That the conclusion reached is not only logical, but settled law in this state, is clear from a consideration of the adjudicated cases. Such is the decision in Dunn v. Houghton, 51 AH. 71, and in Schippers v. Kempkes, 67 Atl. 1042, affirmed 72 N. J. Eq. 948, 73 Atl. 1118. Both of these eases are, I take it, expressly approved on this point in the recent opinion of N. J. Title, etc., Co. v. Archibald, 108 Atl. 434. In the last-mentioned case, at the time the account was opened by the "donor," the "donee" was also present, and both signed a written statement, deliver ed to the bank, that "this account and all moneys to be credited to it belongs to us as joint tenants and will be the absolute property of the survivor of us; either and the survivor to draw." It is held that there was a then present gift and delivery; the objections based on the right of the "donor" to draw, and on the right of survivorship, are expressly refuted, and the "donee" is held entitled to the account on the "donor's" death. I am unable to perceive how the presence and participation of the "donee" at the time of the making of the contract with the bank can be of any materiality. They might merit consideration in the endeavor to ascertain the intent of the "donor," but not as to the legal sufficiency of the act of transfer—the contract between the "donor" and the bank. Neither is the explicit character of the written, statement, which they both signed and delivered to the bank, material on that point. That written statement is merely proof that the "donor's" intent was that the opening of the account was an act of present transfer of interest, instead of a "power of attorney." It supplies the proof necessary to resolve the ambiguity of the mere opening of the account alone, the proof which otherwise must needs have been sought from other sources. There is assuredly no indication in the opinion that any of these things in any wise contributed to the decision reached; rather does the contrary appear from the express approval of the opinions in Dunn v. Houghton and Schippers v. Kempkes, in neither of which were any of these factors present.
I take it to be the settled law of this state, therefore, that where a depositor opens a bank account in the names of "A. or B., or the survivor," or the equivalent thereof, the "donee"takes an interest in the chose in action and will take the entire chose by survivorship at the death of the "donor"—if the depositor had the intent then to transfer such interest. The many cases denying the "donee's" right are those where such intent was lacking, or insufficiently proven. Such was the situation in Morristown Trust Co. v. Capstick, 90 N. J. Eq. 22, 106 Atl. 391, affirmed sub nom. Morristown Trust Co. v. Safford, 108 Atl. 926, where there was no explicit contract, such as in the Archibald Case, and the evidence as to the depositor's intent showed clearly that he had opened the account only for his convenience, for a "power of attorney" purpose, and had no intention of a then present transfer of interest to the "donee."
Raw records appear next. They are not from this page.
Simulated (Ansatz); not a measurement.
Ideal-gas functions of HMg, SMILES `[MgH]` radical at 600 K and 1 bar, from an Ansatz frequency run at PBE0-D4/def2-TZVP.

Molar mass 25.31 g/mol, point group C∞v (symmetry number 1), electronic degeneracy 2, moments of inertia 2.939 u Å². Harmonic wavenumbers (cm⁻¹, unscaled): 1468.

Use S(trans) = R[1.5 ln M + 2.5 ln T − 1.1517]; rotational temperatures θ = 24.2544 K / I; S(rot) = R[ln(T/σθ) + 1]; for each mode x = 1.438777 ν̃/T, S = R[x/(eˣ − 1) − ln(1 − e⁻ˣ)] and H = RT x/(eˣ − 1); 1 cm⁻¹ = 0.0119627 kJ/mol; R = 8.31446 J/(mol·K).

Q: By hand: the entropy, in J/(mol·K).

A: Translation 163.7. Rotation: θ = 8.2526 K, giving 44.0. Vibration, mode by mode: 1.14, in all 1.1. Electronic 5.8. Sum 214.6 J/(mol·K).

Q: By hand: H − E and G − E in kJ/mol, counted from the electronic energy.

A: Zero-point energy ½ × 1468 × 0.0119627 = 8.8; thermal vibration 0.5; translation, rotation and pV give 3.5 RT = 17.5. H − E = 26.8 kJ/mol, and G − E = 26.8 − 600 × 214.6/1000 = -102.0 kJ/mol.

I have hereinbefore referred to the circumstance, unusual in these cases, that both parties to the account made deposits therein of large amounts. This, however, while it ought by no means to be overlooked in the consideration of the facts and circumstances evidential as to intent, in no wise adds to, or substracts from, the principles governing the determination of the suit. The result thereof is merely that we have to deal with a combination of two alleged or attempted transfers—the transfer by Mrs. Kauffman to Mrs. Edwards in respect to the moneys deposited by Mrs. Kauffman, and the transfer by Mrs. Edwards to Mrs. Kauffman in respect to the moneys deposited by Mrs. Edwards. Whether or not a transfer was effectuated by Mrs. Edwards does not concern us in the present case; if it was, it was nevertheless subject to the condition of survivorship, and Mrs. Edwards gets it back as survivor; if it was not, then the moneys deposited by Mrs. Edwards inure to her credit alone.
Let us now turn to evidence from which is to be ascertained the intent of Mrs. Kauffman. The account was opened November 9, 1903. The passbook and two cards constitute the only contract with the bank. The book is headed "Lambertville National Bank, Savings Department, in Account with Mary Kauffman or Mary R. Kauffman, Payable to Either or the Survivor," and then follows the entries of deposit and withdrawal. The two "signature cards" each bore the number of the passbook and contained the following:
"Agreement.—I do hereby assent to the rules and regulations of the bank governing savings deposits as printed in my passbook."
Mrs. Kauffman signed one of these and Mrs. Edwards the other. The only portions of those rules and regulations which can be at all relevant are that the entries in the passbook shall constitute the depositors' vouchers, and that all payments made to any person producing the passbook shall be good and valid payment (not that the passbook must be produced on withdrawals).
The principal witness was Mrs. Edwards. Complainants not only did not invoke the bar of the statute against her testifying as to conversations and dealings with the decedent, but the administrator himself called her for that purpose. Her testimony shows that the confidence was amply justified, for much of her testimony was against her own interest, although no one could have contradicted her. It is evident that a somewhat unusual relationship of perfect trust, confidence, and mutual interest existed between mother and daughter, as beautiful as it is rare. She was living with her mother, and although of age and earning her own living, she turned over to her mother practically her entire earnings, which her mother deposited in an account in the Lambertville Bank in her (the mother's) own name. On November 9, 1903, this account comprised $500, made up in whole or in large part of the daughter's moneys. This $500 was transferred to the new "joint" account as the opening deposit.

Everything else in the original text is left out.